Despite all the trendy concept drawings you may have seen, trees actually hate living on top of buildings.

Vertical Forests
Vertical Forests Concept for the Bosco Verticale, or "Vertical Forest," high-rises. These buildings are now under construction in Milan. Picture by Boeri Studio (Stefano Boeri, Gianandrea Barreca, Giovanni La Varra)

You've seen them. Those artists' renditions of futuristic skyscrapers, with trees growing in rooftop gardens or mid-building parks. City living is hard on the human psyche, so architects imagine that in the future, we'll have soothing green spaces built right into our high-rises.

Not so fast, environmental researcher-turned-journalist Tim de Chant writes on his blog. Trees often don't grow well on top of skyscrapers, De Chant explains, for a few crucial reasons.

First, it's much windier up there, which strips the tiny protective layer of air every leaf maintains. Some plants evolved to live in hot and windy climates and have adaptations to deal with this, but they aren't the tall, straight-trunked trees most often seen in drawings of green architecture.

Also, the weather really sucks. Temperatures are more extreme, and the velocity of rain, hail, snow and sleet is greater.

De Chant advocates spending time and money to preserve ground-level green spaces instead, which is a great idea. But what if, at the same time, we just ended up with skyscrapers growing the kinds of trees evolved for mountaintops and sea cliffs? That could be pretty cool:

Mountaintop Tree
Mountaintop Tree:  Photo by Alan, CC BY-NC-SA 2.0

[Per Square Mile]

10 Comments

I feel like the problems that de Chant brings up are about as important as the problems with using a blue pen instead of a black pen. Common sense would dictate that you use plants on the buildings that are best suited to the climate and conditions. Besides that, after a very short distance, rain, sleet and snow will reach a maximum velocity anyway. I'm really surprised this actually made the 'news'.

Ditto @ thepriebe

Isnt this just the problem for science....?

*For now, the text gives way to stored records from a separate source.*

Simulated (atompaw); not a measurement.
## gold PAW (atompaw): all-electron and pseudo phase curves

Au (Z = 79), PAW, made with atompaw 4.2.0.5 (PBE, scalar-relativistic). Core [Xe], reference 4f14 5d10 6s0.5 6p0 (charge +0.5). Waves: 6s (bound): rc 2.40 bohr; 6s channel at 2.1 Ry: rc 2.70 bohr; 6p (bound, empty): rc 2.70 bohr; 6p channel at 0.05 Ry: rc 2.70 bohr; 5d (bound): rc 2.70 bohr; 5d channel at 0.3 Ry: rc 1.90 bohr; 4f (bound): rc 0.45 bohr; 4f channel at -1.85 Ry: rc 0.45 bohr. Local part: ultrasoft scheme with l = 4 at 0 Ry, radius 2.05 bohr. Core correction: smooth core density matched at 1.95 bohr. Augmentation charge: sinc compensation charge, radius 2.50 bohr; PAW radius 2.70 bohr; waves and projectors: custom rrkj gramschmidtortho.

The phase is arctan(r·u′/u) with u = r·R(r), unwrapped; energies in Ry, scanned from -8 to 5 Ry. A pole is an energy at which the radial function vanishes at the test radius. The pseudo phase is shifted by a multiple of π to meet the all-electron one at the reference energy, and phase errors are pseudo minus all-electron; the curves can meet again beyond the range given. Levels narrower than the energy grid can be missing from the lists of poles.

When was the last time you heard science tackling a problem by saying "Well I guess it cant be done, onto the next thing!"

Excelsior!

Oh, so you mean all those trees that are on buildings right now are not happy?
Well sorry Mr De Chant, we will apologize to the trees at once and remove them from the buildings.
After all you are an expert at theoretical researcher-turned-journalism.

I would love an explanation of why, "the velocity of rain, hail, snow and sleet is greater". I can't think of why this would be the case. I think precipitation hits terminal velocity pretty quickly after falling from a cloud and after that it is pretty steady. Maybe this is related to more wind (as a sideways velocity) rather than falling downward faster, as seemed to be implied?

All sorts of trees and plants live on mountains. They'd do just fine on a tall building too.

I don't think this author knows just how windy it can be on top of Colorado mountains where trees still grow fine up to 12,000 feet. Last I heard the highest building going up soon will be 3500 feet so altitude sure isn't going to be a problem.

And wind isn't either.

Up in the mountains the winds routinely top 100 mph and often up to 150 to 175 mph so the person who wrote this article is just a media sensationalist without any scientific credibility.

If governments and society are not willing to plant more trees horizontally, I see the likely hood of making tall buildings and growing them vertically unlikely.

Second, if this also an apartment complex, I trees also come with wildlife and bugs, which is not good for people or the structure of the building.

If a person walking on the street is hit in the head by a falling branch, can I make a law suit against the owner of this building?

I see this working just fine with Artifical trees. SO YES ARCHITECTS, YOU CAN PLANT TREES ON SKYCRAPERS.

More and more of these posts sound "Troll-y". Like the work of Trolls that is. Better suited for the Gizmodo crowd.

You know PopSci, instead of writing this crap a more scientific approach would have been to call up the Architects and invite them to do a piece/interview with PopSci on their design, the challenges they encountered, what engineering solutions they came up with and how they implemented them. Did they conduct any field testing of the concepts? What were the results??

I would have found this much more fascinating than some uneducated rant about trees and wind from and 'Armchair Architect' (if there ever was one).

Hail, rain etc would go faster higher up because the air is thinner. This equals less resistance which equals a higher terminal velocity, since terminal velocity is determined by how much air friction their is. less air means less friction..... however as someone pointed out, and I agree since I live in Denver at 5280 feet. Trees grow just fine up here!